Could Taiwan Halt an Invasion by China?

It won’t be easy.

The National Interest
Date: June 1, 2019
By: Mark Episkopos

The Taiwan question has long been in a thorn in the Chinese Communist Party’s (CCP) side. In the decades following the Shanghai communiqué, the CCP’s core strategic approach to Taiwan was to bide their time while building up national strength. As Deng Xiaoping famously proclaimed, the People’s Republic of China (PRC) can wait 100 years to reunify with Taiwan (also known as Republic of China, or ROC) if necessary.

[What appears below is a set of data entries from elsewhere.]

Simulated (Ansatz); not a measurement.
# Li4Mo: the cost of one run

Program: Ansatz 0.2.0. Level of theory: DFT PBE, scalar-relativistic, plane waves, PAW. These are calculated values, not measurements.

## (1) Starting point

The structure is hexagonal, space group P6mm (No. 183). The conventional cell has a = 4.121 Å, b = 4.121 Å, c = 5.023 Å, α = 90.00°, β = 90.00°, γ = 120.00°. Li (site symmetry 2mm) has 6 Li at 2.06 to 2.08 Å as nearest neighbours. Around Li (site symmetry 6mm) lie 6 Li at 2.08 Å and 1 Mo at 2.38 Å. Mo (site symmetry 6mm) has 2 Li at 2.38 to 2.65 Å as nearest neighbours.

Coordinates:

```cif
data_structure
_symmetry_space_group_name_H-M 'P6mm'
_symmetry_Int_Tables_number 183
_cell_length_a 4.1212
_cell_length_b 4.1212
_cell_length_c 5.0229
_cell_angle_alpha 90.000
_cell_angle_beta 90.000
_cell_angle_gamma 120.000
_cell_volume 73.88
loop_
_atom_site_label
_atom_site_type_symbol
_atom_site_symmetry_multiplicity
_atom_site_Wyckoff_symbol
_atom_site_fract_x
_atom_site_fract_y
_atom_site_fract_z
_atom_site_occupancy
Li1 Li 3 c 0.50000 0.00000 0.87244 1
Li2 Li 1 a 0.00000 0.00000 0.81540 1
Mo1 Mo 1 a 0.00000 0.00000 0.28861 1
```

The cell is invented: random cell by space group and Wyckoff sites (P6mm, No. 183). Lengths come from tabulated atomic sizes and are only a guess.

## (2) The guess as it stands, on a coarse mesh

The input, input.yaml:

Today’s CCP appears to be operating within a much shorter time frame, however. With China’s rise to great power status, Beijing wields unprecedented economic leverage over Taiwan and is increasingly comfortable with flexing its military muscle overseas. XI Jingping is “losing patience” with the defiant island off his southeastern coast, which continues to rebuff Chinese reunification schemes premised on what Xi calls a “one country, two systems” approach.

It is unlikely that the CCP would seek an outright invasion and occupation of Taiwan, given the drastic geopolitical risks that would entail. But as East Asia scholars have frequently cautioned, the China-Taiwan relationship is fraught with potential escalatory spirals that can easily set the two sides on a path to unavoidable military conflict.